Lag-Llama: Open-Source Foundation Model for Time Series Forecasting

artificial intelligence data science machine learning python time series Feb 11, 2024

In October 2023, I published an article on TimeGPT, one of the first foundation model for time series forecasting, capable of zero-shot inference, anomaly detection and conformal prediction capabilities.

However, TimeGPT is a proprietary model that is only accessed via an API token. Still, it sparked more research in foundation models for time series, as this area has been lagging compared to natural language processing (NLP) and computer vision.

Fast-forward to February 2024, and we now have an open-source foundation model for time series forecasting: Lag-Llama.

In the original paper: Lag-Llama: Towards Foundation Models for Probabilistic Time Series Forecasting, the model is presented as a general-purpose foundation model for univariate probabilistic forecasting. It was developed by a large team from different institutions like Morgan Stanley, ServiceNow, Université de Montréal, Mila-Quebec, and McGill University.

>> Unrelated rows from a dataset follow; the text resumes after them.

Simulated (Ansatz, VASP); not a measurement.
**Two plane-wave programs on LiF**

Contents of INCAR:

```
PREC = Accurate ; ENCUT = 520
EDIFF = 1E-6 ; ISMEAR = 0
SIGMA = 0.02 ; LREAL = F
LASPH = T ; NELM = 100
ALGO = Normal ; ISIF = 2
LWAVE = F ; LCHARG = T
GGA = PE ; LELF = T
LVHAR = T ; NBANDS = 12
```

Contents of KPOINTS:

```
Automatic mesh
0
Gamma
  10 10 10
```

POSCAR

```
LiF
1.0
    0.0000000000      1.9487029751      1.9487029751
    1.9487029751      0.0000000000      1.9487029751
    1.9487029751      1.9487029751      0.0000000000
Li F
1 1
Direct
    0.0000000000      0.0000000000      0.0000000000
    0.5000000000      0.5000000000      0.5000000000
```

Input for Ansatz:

In this article, we explore the architecture of Lag-Llama, its capabilities and how it was trained. Then we actually use Lag-Llama in a forecasting project, and compare its performance to other deep learning methods life Temporal Fusion Transformer (TFT) and DeepAR.

Of course, for more details, you can read the original paper.

Learn the latest time series analysis techniques with my free time series cheat sheet in Python! Get the implementation of statistical and deep learning techniques, all in Python and TensorFlow!

Let’s get started!

Explore Lag-Llama

As mentioned earlier, Lag-Llama is built for univariate probabilistic forecasting.

It uses a general method for tokenizing time series data that does not rely on frequency. That way, the model can generalize well to unseen frequencies.

It leverages the Transformer architecture along with a distribution head to parse the input tokens and map them to future forecasts with confidence intervals.

Since there is a lot to cover, let’s explore each main component in more detail.

Tokenization with lag features

The tokenization strategy of Lag-Llama involves constructing lagged features of the series using a specified set of lags.

Specifically, it will choose all appropriate frequencies for a given dataset from this list:

quarterly
monthly
weekly
daily
hourly
every second

This means that if we feed a dataset with a daily frequency, Lag-Llama will attempt to build features using a daily lag (t-1), a weekly lag (t-7), a monthly lag (t-30), and so on.

This strategy is depicted in the image below.

Tokenization strategy of Lag-Llama. Image from Lag-Llama: Towards Foundation Models for Probabilistic Time Series Forecasting by K. Rasul, A. Ashok, A. Williams, H. Ghonia, R. Bhagwatkar, A. Khorasani, M. Bayazi, G. Adamopoulos, R. Riachi, N. Hassen, M. Bilos, S. Garg, A. Schneider, N. Chapados, A. Drouin, V. Zantedeschi, Y. Nevmyvaka, I. Rish

From the figure above, we also notice that other static covariates are built, such as second-of-minute, hour-of-day, and so on, up until quarter-of-year.

While this generalizes well to all kinds of time series, it also comes with the downside that the input token can get very large due to the fixed list of lag indices.

For example, looking at the monthly frequency of hourly data requires 730 time steps. This means that the input token has a length of at least 730, in addition to all static covariates.

Architecture of Lag-Llama

Lag-Llama is a decoder-only Transformer-based model, and takes inspiration from the architecture of the large language model LLaMA.

A schematic of the architecture is shown below.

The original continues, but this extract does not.